The preview is an embedded PNG file in a well-known location in the file. All older file previewers can preview new file images - but that’s a far cry from reading the data. They can also read the version number in the file, and the notes. We don’t change that part near the top of the file. The file format was designed to be extendable as Rhino grew and changed. Some changes that we’ve added over time that can’t be understood by previous versions of Rhino include:
Improvements to annotations and their representation
Double-precision mesh vertices
Enhanced and user-customizable user-data
It’s impossible for us to build a file format that lets you save a SubD object in the model, open it in Rhino 5 (which doesn’t know anything about SubD) and not destroy your work when you save. The file versioning is designed primarily to make it so you don’t accidentally destroy your own work when saving between versions.

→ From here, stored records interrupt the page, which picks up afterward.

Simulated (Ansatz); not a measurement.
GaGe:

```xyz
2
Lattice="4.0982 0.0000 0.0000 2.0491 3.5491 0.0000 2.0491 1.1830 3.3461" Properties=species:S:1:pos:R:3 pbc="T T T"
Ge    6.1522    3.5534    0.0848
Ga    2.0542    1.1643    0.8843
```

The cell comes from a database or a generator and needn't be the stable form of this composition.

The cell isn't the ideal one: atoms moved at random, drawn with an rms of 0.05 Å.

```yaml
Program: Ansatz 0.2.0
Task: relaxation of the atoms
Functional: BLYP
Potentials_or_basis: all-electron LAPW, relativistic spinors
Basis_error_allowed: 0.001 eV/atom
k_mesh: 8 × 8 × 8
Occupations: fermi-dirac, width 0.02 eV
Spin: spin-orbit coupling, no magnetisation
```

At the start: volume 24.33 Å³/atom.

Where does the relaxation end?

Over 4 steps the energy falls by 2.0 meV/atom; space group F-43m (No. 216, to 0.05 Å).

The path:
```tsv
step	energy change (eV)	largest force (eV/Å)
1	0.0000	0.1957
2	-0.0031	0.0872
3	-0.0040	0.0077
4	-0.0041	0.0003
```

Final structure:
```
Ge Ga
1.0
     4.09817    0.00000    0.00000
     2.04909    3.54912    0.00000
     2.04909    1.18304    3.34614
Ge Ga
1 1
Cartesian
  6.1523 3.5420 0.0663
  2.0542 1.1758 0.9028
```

I understand that saving as old versions (something we work very hard to make work properly so that you have very high-fidelity conversion when working with older versions of Rhino) looks selfish. I might argue that the fundamental “evil” move is to not have any mechanism to save out to older versions. I think that’s where the lock-in begins.
Oh, and all our file reading tools are open-source. So if you need data from any of these files, a talented programmer can get at the data. That’s not true of other products that lock you in.
The difference is that you get a choice. You can use whatever version of Rhino you want for as long as you want. You can use Rhino 4 until 2035, if you can find a version of Windows that will run it well, on a very low-res screen. If the changes we make to Rhino don’t delight you, please don’t upgrade. We don’t want your money just because there’s a new number on the splash screen.
If there’s not value in being able to read, write, and create Rhino 7 files - including all the new SubD and material information in them - then you don’t need it. There’s not a high-fidelity automatic backward conversion that doesn’t destroy data. That’s why we leave it as a choice for the model creator to decide how to save. If a V6 file is good enough for the data they care about, then they can save it that way and send it to people who use that version.
A stand-alone utility to convert R7 to R6 (and earlier versions?) would go a long way toward relieving the pain of exchanging files on this forum. Each person could do it on their own without having to beg R7 folks to save as R6.
Wait, wait… Let´s get this thing straight here. I am not perceiving or projecting any evil here. In fact I am a huge fan boy. Love the product. Love the community. Love the team. Recommending it up and down. In my second comment I am just guessing. In fact I admit that. And your explanation is pretty enlightening and I thank you for it. I thought that SubD ought to be a reason on my way home.
And when we talk about the money… It´s not my money. It´s my bosses money. I guess you can imagine what it takes for an employee to convince people who are grounded in their old tools to consider migration, budget and investment, right? Not an easy thing to do. And maybe I sense a bit of condescending tone. And if this is indeed the case, trust me, I am far from the kind of a person to treat like a dog. But maybe I am misreading your tone.
In fact, in my use of the program so far, this is the only inconvenience I have faced. That I have to contact back clients to tell them to save the files in a previous version (and usually is mostly simpler geometry). The only real issue is that usually for the time they respond I am usually done with the task at hand. Not the end of the world. But if there was some way to convert the file on your web page or my account page this will be absolutely great. I am not gonna use the new features. And a disclaimer for possible data corruption would be enough. It will just go a long long way if it ever happens. I can’t know the particular cases of your other clients. But our prospects are that we will most probably wait for R8. Again, not the end of the world.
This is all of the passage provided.